Addressing explainability in deep learning, the paper surveys XAI methods through a structured taxonomy along scope, methodology, and usage. It provides mathematical summaries of seminal works, a historical timeline from 2007 to 2020, and an evaluation of explanation maps produced by eight XAI algorithms on image data. The authors discuss evaluation methods, limitations of current approaches, and future directions to enhance trust, transparency, and fairness in AI. They also offer practical guidance, including software resources, to support researchers and practitioners in applying XAI techniques.

Abstract

Nowadays, deep neural networks are widely used in mission critical systems such as healthcare, self-driving vehicles, and military which have direct impact on human lives. However, the black-box nature of deep neural networks challenges its use in mission critical applications, raising ethical and judicial concerns inducing lack of trust. Explainable Artificial Intelligence (XAI) is a field of Artificial Intelligence (AI) that promotes a set of tools, techniques, and algorithms that can generate high-quality interpretable, intuitive, human-understandable explanations of AI decisions. In addition to providing a holistic view of the current XAI landscape in deep learning, this paper provides mathematical summaries of seminal work. We start by proposing a taxonomy and categorizing the XAI techniques based on their scope of explanations, methodology behind the algorithms, and explanation level or usage which helps build trustworthy, interpretable, and self-explanatory deep learning models. We then describe the main principles used in XAI research and present the historical timeline for landmark studies in XAI from 2007 to 2020. After explaining each category of algorithms and approaches in detail, we then evaluate the explanation maps generated by eight XAI algorithms on image data, discuss the limitations of this approach, and provide potential future directions to improve XAI evaluation.

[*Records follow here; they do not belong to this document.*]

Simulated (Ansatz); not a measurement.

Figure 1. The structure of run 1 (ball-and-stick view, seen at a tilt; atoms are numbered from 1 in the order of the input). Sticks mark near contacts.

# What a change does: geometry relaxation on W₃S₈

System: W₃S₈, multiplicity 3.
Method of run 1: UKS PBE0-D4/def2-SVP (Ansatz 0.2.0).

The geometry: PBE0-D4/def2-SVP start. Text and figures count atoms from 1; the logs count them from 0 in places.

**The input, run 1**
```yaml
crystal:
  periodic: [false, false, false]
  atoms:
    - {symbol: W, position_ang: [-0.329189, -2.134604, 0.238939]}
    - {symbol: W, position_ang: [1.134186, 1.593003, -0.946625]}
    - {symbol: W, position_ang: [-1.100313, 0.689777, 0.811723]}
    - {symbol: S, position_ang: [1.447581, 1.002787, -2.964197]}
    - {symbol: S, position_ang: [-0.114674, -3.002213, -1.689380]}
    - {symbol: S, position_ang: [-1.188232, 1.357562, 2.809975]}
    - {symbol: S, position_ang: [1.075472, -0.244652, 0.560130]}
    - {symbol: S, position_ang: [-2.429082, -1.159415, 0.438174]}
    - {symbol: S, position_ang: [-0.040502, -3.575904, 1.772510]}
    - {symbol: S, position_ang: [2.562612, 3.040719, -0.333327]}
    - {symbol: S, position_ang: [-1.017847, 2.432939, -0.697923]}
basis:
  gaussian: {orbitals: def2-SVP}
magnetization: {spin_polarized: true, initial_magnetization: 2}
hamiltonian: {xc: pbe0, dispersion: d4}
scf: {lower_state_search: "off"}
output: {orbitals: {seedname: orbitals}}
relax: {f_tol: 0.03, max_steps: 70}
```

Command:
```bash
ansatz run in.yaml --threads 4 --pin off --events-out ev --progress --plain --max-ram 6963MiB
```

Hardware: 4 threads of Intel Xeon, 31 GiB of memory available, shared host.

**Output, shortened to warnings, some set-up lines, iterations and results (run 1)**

Opportunities and Challenges in Explainable Artificial Intelligence (XAI): A Survey

TL;DR

Addressing explainability in deep learning, the paper surveys XAI methods through a structured taxonomy along scope, methodology, and usage. It provides mathematical summaries of seminal works, a historical timeline from 2007 to 2020, and an evaluation of explanation maps produced by eight XAI algorithms on image data. The authors discuss evaluation methods, limitations of current approaches, and future directions to enhance trust, transparency, and fairness in AI. They also offer practical guidance, including software resources, to support researchers and practitioners in applying XAI techniques.

Abstract

Nowadays, deep neural networks are widely used in mission critical systems such as healthcare, self-driving vehicles, and military which have direct impact on human lives. However, the black-box nature of deep neural networks challenges its use in mission critical applications, raising ethical and judicial concerns inducing lack of trust. Explainable Artificial Intelligence (XAI) is a field of Artificial Intelligence (AI) that promotes a set of tools, techniques, and algorithms that can generate high-quality interpretable, intuitive, human-understandable explanations of AI decisions. In addition to providing a holistic view of the current XAI landscape in deep learning, this paper provides mathematical summaries of seminal work. We start by proposing a taxonomy and categorizing the XAI techniques based on their scope of explanations, methodology behind the algorithms, and explanation level or usage which helps build trustworthy, interpretable, and self-explanatory deep learning models. We then describe the main principles used in XAI research and present the historical timeline for landmark studies in XAI from 2007 to 2020. After explaining each category of algorithms and approaches in detail, we then evaluate the explanation maps generated by eight XAI algorithms on image data, discuss the limitations of this approach, and provide potential future directions to improve XAI evaluation.

Paper Structure

This paper contains 4 sections, 4 figures, 1 table.

Figures (4)

  • Figure 1: General categorization of the survey in terms of scope, methodology, and usage.
  • Figure 2: High-level illustration of deep learning model $f$. Generally, a single input instance $x$ generates outputs $\Bar{y}$. No other metadata or explanations are generated other than the output classification. Most model inference scenarios involve this method where model $f$ is considered as a blob of information which takes an input $x$ and generates an output $\Bar{y}$
  • Figure 3: Illustration from Goodfellow2015 showing an adversarial attack where an image class Panda is deliberately attacked to predict as a Gibbon with high confidence. Note that the attacked image is visually similar to the original image and humans are unable to understand any changes.
  • Figure 4: Illustration from Lapuschkin2019 showing how text in images can fool classifiers into believing that the text is a feature for a particular task.